This interactive map provides real-time and historical information on hurricanes, cyclones, and typhoons, as well as the location of energy infrastructure in the United States and Puerto Rico.
Students can use the map layers to see how different energy plants and sources could be impacted by extreme weather events.
Students can search for and zoom in on a specific neighborhood.
Students can save and download maps by clicking on the icon in the bottom left-hand corner of the screen.
Certain layers cause the map to lag at times.
Layers can be manipulated using the double arrow icon and the layers icon, both of which are located at the top right-hand corner of the screen.
Science and social studies classes could create maps using the "Historical Hurricanes" and "Pipelines and Transmission" layers and see where local power lines and hurricane tracks have crossed paths. Students could brainstorm solutions for making energy infrastructure less susceptible to extreme weather.
Science classes could task students with developing a visual diagram to show the connection between fossil fuel energy and extreme weather that causes power outages.
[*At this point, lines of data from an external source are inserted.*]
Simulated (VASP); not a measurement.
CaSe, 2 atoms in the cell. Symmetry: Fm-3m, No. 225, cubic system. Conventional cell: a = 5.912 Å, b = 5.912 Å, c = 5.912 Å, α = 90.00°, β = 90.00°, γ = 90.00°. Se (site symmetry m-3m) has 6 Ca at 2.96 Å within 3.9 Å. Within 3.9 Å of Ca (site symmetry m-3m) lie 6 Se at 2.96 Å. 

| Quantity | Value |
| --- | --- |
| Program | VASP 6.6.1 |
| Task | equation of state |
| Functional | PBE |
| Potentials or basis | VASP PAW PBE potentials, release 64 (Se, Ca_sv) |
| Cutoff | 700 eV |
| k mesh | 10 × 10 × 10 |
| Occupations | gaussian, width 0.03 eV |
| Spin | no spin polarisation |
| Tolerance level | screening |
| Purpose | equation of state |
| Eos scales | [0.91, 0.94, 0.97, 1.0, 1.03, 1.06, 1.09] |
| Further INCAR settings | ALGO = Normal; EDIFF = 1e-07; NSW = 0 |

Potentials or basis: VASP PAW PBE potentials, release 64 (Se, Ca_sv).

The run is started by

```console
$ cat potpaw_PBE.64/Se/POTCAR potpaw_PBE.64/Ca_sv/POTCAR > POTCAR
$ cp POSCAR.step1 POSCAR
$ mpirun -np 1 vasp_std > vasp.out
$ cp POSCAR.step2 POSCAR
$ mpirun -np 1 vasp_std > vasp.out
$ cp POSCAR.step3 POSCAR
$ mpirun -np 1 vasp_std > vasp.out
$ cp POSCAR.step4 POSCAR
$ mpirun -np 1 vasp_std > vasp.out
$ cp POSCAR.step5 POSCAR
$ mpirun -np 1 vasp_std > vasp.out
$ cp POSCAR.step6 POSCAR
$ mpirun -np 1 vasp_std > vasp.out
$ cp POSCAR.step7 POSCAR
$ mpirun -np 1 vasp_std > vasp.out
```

Other resources on this topic include this video on the devastating effects of Hurricane Maria in Puerto Rico, this video on climate change and more severe hurricanes, and this video on why climate change makes extreme weather worse.
This map is a real-time look at where hurricanes, cyclones, and typhoons currently are and the potential for disrupting energy. This resource is recommended for teaching.
Next Generation Science Standards (NGSS)
ESS3: Earth and Human Activity
MS-ESS3-2 Analyze and interpret data on natural hazards to forecast future catastrophic events and inform the development of technologies to mitigate their effects.
HS-ESS3-1 Construct an explanation based on evidence for how the availability of natural resources, occurrence of natural hazards, and changes in climate have influenced human activity.
College, Career, and Civic Life (C3) Standards
Dimension 2: Geography
D2.Geo.12.9-12 Evaluate the consequences of human-made and natural catastrophes on global trade, politics, and human migration.
D2.Geo.9.9-12 Evaluate the influence of long-term climate variability on human migration and settlement patterns, resource use, and land uses at local-to-global scales.